12. Thus while Section 80 gives the power of review to a Court, Order 45 on the other hand sets out the rules. Those rules lay down the jurisdiction and scope of review limiting it to an application made without unreasonable delay on the following grounds: -
a) The discovery of new and important matter or evidence which after the exercise of due diligence, was not within the knowledge of the applicant or could not be produced by him at the time when the decree was passed or the order made; or
b) On account of some mistake or error apparent on the face of the record; or
c) For any other sufficient reason.
13. The Defendants/Applicants before me have grounded this application which was filed 14 years after Judgment was delivered herein on the discovery of a new and important matter which was not in their knowledge at the time of the proceedings and further, on the basis of an apparent error on the face of the record.
14. It was the Defendant’s case that as at the time of the institution of the suit in the year 2000, the suit property described in both the Plaint and the Defence as Title No. Kilifi/Mtondia/77 had been sub-divided way back in 1999 and that new titles had been created. According to the Defendants, what this situation meant was that the entire subject matter of the suit as described in the pleadings did not exist. The Defendants submit that these facts were peculiarly within the knowledge of the Plaintiff and that he chose not to disclose the same.
15. From the material placed before me, it is apparent that the Plaintiff instituted this suit in the year 2000 claiming vacant possession from the six (6) Defendants who were members of the same family. The 1st and 2nd Defendants were a husband and his wife while the 3rd to 6th Defendants are their sons. The Plaintiff pleaded that on 12th November 1998, he had entered into a sale agreement with the 1st Defendant in regard to the purchase of all that parcel of land known as Plot No 77 Mtondia Settlement Scheme.
16. It was the Plaintiff’s case that despite paying the purchase price of Kshs 12,175/- and having the parcel of land surveyed and transferred to his name, the Defendants who lived on the land had refused to hand over vacant possession of the land. Accordingly, the Plaintiff came to Court urging the Court to grant an order of specific performance or in the alternative an order of eviction of the Defendants from the suitland.

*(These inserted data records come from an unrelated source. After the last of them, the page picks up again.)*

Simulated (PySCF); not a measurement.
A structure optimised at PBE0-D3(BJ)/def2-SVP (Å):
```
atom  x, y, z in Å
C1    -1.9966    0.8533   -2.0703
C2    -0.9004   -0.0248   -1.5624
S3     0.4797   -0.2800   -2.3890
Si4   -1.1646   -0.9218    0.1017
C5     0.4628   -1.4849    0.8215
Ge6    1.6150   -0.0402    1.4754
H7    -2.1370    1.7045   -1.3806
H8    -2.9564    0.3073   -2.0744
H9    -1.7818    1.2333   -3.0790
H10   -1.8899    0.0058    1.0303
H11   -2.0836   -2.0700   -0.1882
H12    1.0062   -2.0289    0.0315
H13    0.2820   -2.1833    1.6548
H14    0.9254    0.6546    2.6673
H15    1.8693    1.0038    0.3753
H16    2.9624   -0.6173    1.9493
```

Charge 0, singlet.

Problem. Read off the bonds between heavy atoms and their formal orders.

17. The 1st Defendant it would appear passed away sometimes in the year 2004. By a Further Amended Statement of Defence and Counterclaim dated 22nd September 2004, the Defendants denied the sale agreement of 12th November 1998 and/or that the subject land was lawfully surveyed and registered in the name of the Plaintiff. They termed the Plaintiff’s registration a nullity and a fraud claiming he had forced the 1st Defendant who was said to be old, weak and feeble- minded to execute documents which the 1st Defendant did not fully comprehend.
18. Having heard the case and in a Judgment delivered on 11th November 2005, Mwera J., (as he then was) dismissed both the suit and the Counterclaim stating in the penultimate paragraph of his Judgment as follows: -
“In sum this suit is dismissed with costs. As to the Counterclaim, it too is dismissed again with costs. It was not proved that the Plaintiff was in illegal occupation of the subject property. It was also not proved here that (the) 1st Defendant’s mental capacity was affected by age, drunkenness or bodily distress when he entered the “agreement” to sell the land. The Court would have gone ahead to ‘grant the prayers on the suit if it had been proved that the Settlement Fund Trustees finally sanctioned the sale between Rasto and Charo (now deceased).”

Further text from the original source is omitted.